Nothing makes me cringe more than when a student sends me a “cookie cutter” essay.

No, this is not an essay written about the act of baking cookies (though admittedly I have seen some of those from students in the past, and boy were they fun to read!). Rather, these are the essays that I have seen time and time again.

You know, the “I went on a mission trip and it changed my life” stories. Or the “I failed a test but studied hard and ended up acing the class” examples.

Many of my students come to me with these ideas simply because they feel it’s what they have to write about in an essay. They’ve heard the stories about admissions counselors who penalize applicants because their essays don’t explicitly show how the student will contribute to the school by reiterating their strong grades or extracurricular activities. And while the ultimate goal of the essay is to do just that—show these colleges how you will strengthen their overall community—there are so many ways you can do this that go beyond the traditional cookie-cutter topic!
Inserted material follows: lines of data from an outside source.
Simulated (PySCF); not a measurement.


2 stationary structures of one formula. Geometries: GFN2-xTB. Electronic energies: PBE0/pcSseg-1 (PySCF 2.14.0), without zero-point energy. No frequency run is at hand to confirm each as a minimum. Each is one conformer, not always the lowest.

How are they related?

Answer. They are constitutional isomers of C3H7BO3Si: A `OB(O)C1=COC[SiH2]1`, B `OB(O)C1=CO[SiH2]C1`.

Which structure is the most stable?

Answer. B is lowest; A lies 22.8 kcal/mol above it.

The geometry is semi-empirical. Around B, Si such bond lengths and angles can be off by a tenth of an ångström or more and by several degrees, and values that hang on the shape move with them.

One of my favorite things to do with students is help them brainstorm for their essays. There’s nothing quite like peeling back the layers and learning more about what makes each individual unique.

Reader be warned: if you come to me during a brainstorming meeting and tell me you have a cookie cutter essay, the only way I’ll let you write about that topic is if it’s about actual cookie cutters and you have some crazy analogy for what they say about you as a person.